Hock Tan: We have a shift here. And it’s interesting. You’re right, now we’ve got. We are spending more on go-to-market and support because we have a lot of customers with VMware. They are 300,000, but we stratify. So we have the strategic guys. We sell, upsell VC private cloud very good. But the long tail of what we call smaller commercial customers, we continue to support and sell improved versions of just vSphere compute virtualization to improve productivity on their service. We don’t attempt to say, go build up your whole VCM. They don’t have the skills, don’t have the scale to do it. But only it adds up you’re right, costs of my spend, OpEx spend, be it support services, go-to-market will increase. But the difference between that and, say, CA, under acquisition we did is we’re growing this business very fast. And you don’t have to increase your spend growing this business. So we have operating leverage through revenue growth over the next three years.

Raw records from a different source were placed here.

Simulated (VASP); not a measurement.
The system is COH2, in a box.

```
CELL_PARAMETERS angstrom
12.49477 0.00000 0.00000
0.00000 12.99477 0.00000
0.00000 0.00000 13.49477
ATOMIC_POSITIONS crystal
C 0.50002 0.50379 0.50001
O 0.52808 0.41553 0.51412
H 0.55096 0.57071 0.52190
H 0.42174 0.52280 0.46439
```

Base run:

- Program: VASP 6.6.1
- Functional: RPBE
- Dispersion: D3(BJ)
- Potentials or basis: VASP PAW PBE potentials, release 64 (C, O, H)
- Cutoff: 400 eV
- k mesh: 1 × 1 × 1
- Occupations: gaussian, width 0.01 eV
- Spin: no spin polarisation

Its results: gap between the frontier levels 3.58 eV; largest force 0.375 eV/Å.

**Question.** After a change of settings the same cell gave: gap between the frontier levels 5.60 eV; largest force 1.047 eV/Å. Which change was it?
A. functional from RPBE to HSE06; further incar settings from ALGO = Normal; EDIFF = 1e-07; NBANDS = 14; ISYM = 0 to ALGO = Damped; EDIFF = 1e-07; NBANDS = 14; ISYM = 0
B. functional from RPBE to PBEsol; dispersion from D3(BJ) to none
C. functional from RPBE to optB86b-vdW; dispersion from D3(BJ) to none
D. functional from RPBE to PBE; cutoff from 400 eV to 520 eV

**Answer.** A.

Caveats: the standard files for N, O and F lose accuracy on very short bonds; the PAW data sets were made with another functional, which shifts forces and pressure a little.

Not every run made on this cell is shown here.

Edward Snyder: Great. If I could squeeze one more in. You’d mentioned several times actually in the last quarter that there were two divisions you’re going to divest including Carbon Black, and that’s changed. What has changed? Is the market outlook kind of softened and you just wait and see? Or did you change your strategy and how you’re going to integrate? I’m just curious why last quarter, you said you probably get rid of it in months and now you’re keeping it.
Hock Tan: Well, we find now that we could generate more value to you, the shareholders. I assume you are — I’m just kidding, but we would generate more value to our shareholders by taking Carbon Black, which is not that big and integrating it, Symantec, that by doing it, we would generate much better value to our shareholders than taking a one-shot divestiture on this asset, not particularly large to begin with.
Edward Snyder: Great. Thank you.
Operator: Ladies and gentlemen, just in the interest of time, I would now like to turn the call back over to Ji Yoo for closing remarks.
Ji Yoo: Thank you, operator. In closing, we would like to highlight our Broadcom enabling AI an Infrastructure Investor Meeting on Wednesday, March 20, 2024, at 9:00 a.m. Pacific 12:00 p.m. Eastern Time. Charlie Kawwas, President of Broadcom’s Semiconductor Solutions Group and several General Managers will present on Broadcom’s merchant silicon portfolio. The live webcast and replay of the investor meeting will be available at investors.broadcom.com. Broadcom currently plans to report its earnings for the second quarter of fiscal ’24, after close of market on Wednesday, June 12, 2024. A public webcast that Broadcom’s earnings conference call will follow at 2:00 p.m. Pacific Time. That will conclude our earnings call today. Thank you all for joining. Operator, you may end the call.
Operator: Thank you. Ladies and gentlemen, this concludes today’s conference call. Thank you for your participation. You may now disconnect.